Before I studied Austrian Economics and profited from the clarity it brings to phenomena that otherwise seem chaotic and unfathomable, I read an article by Dave Barry that made me laugh. In it, he parodied the stock market, saying something to the effect of, “The DOW Jones plunged today when scientists discovered that Saturn had seven moons, and not six as previously thought.” That sentence encapsulated the mystifying and capricious vicissitudes of an economy I did not understand, much like airports stupefied the Cargo Cults. After watching In Time, it is obvious to me that writer/director/producer Andrew Niccol is mired in the same blithering ignorance that Mises and Rothbard pulled me out of.
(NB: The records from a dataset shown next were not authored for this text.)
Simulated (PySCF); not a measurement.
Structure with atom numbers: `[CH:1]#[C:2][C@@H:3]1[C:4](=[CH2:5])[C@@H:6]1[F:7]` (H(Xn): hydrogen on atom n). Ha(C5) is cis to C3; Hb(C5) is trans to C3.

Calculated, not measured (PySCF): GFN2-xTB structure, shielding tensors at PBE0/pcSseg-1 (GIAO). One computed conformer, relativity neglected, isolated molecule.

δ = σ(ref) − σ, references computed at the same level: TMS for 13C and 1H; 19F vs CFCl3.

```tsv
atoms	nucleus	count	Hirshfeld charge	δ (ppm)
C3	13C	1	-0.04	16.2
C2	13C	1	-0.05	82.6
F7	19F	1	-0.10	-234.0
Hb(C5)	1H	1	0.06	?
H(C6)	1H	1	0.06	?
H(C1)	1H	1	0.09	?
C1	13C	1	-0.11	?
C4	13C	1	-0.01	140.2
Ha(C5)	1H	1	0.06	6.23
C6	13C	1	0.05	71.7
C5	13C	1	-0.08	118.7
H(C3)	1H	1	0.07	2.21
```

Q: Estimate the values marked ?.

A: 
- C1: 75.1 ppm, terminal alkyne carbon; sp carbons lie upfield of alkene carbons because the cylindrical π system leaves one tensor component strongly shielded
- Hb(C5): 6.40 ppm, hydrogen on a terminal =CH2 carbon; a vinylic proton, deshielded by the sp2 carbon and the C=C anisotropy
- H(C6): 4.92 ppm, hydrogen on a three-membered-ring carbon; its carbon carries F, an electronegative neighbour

Justin Timberlake plays Will Salas, a blue-collar man living day-to-day in a world where no one ages past 25 and time is the economy's currency. The time you have left is measured on your forearm, and you can give and receive it either by placing your wrist over a scanner, for machine/human interactions, or gripping forearms with someone, for person-to-person transactions. The world is divided into time zones and people live in the one that pertains to their occupation and income level. As long as you have time on your forearm, you can live forever, but if you go broke, you die.

One night Will Salas saves a rich man who has wandered into Dayton, the poor time zone where Salas lives, from being robbed by so-called Minutemen, petty gangsters who steal people's time. This man, Henry Hamilton, is 105 years old and weary of being alive. He bequeaths his century of time to Will and “times out,” but due to a surveillance camera that catches only part of the action, it looks to later observers that Will has murdered Henry. Meanwhile, on the very day her son becomes a rich man, Rachel Salas (Olivia Wilde) is caught in the middle of nowhere at night with, after making a loan payment, only ninety minutes left to live. The bus fare back home has been increased to two hours and the driver will not allow her on the bus without paying the full fare up front. None of the other passengers step forward to give her a small loan, so she is left to die. A grieving Will swears revenge on the system that killed his mother.